Yes, I'll run Diesel Clean winter blend for the next few months.

As for cold starting, this is my second M1009 and, when running properly, I have not had any starting issues. Now, when the temps get down to 20 or below, she doesn't fire up like a gas engine. It will take a few seconds of cranking her over before she catches, but I don't have any issues after that.

I have discovered over the years that these trucks are fairly robust and designed to take some reason weather extremes if they are properly maintained. The only times I have every had issues is when something was wrong, either with fuel delivery (leaking fuel filter causing fuel to drain back to the take, or a faulty/failing IP on my last 09, etc) or, in this case, bad glow plugs. I'm not a trained mechanic, but I can usually take something part and put it back together (given enough time) with only a few extra parts laying around. I am learning that care and feeding is required on an ongoing basis with my 09 and if you take your time, it's not hard. I have to drop my tank, as I lost my fuel gauge a while back and it is annoying the heck out of me. Everything checks out, so I think it is the sending unit. When I drop the tank and pull the sending unit I will also change the sock too. Heck, if I am able, I may even clean out the tank, just because (hey, does anyone know if the 31 gallon replacement tank will fit in my 09?).

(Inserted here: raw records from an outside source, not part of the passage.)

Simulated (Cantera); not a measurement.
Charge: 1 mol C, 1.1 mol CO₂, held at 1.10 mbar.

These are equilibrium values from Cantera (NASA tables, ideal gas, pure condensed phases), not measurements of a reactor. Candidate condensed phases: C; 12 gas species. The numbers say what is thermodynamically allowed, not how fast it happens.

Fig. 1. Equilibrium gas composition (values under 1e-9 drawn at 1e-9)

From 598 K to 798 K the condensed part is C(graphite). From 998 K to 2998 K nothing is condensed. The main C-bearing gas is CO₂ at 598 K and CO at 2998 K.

One other thing. I know this will sound weird, but if you listen carefully to your truck she will tell you when there is something going wrong. Sounds change, the feel of the truck changes and, for the most part, it is long before something totally becomes a failure in the system.

Plus, Alaska is WWAAYYYYYYYY colder than Connecticut is. If I lived any farther North of here, I would have 2 freeze plug block heaters and and keep the truck on a timer in the winter time.
 

moehos

Member
33
4
8
Location
Fairbanks Alaska
Moehos,
One other thing. I know this will sound weird, but if you listen carefully to your truck she will tell you when there is something going wrong. Sounds change, the feel of the truck changes and, for the most part, it is long before something totally becomes a failure in the system.
Plus, Alaska is WWAAYYYYYYYY colder than Connecticut is. If I lived any farther North of here, I would have 2 freeze plug block heaters and and keep the truck on a timer in the winter time.
Yep, just offering some thoughts while thinking about my own issues since I have a fair amount of experience wrenching in a cold climate.

I suspect my issue related to the pickup sock and possible need of new injectors.

Honestly I'd say our winter average is around 0F these days, weathers been changing up here, we only had maybe three whole weeks of -30F last winter and the rest bounced between -10 to +30F. So far this year it hasnt gotten below -5F, but otherwise its been between 0 and 20F which is about perfect if you ask me.
 

moehos

Member
33
4
8
Location
Fairbanks Alaska
I realize I never followed up on this, and wanted to share in case someone else is having these issues.

I was having issues with my old CUCV starting below about 0F without excessive cranking.

This was with a block and oil pan heater and Hillbilly wizards upgraded glow plug controller and a 24v battery maintainer.

Turned out one of my two batteries was underperforming, once I had two new batteries it never failed to start again. Pretty stupid because anyone with a load tester could have figured that out, but any temperature above zero and it never had any other indicators that one of the batteries wasn't working.

Sold the truck back in 2019 unfortunately, couldn't fit the whole family in it. Miss it dearly.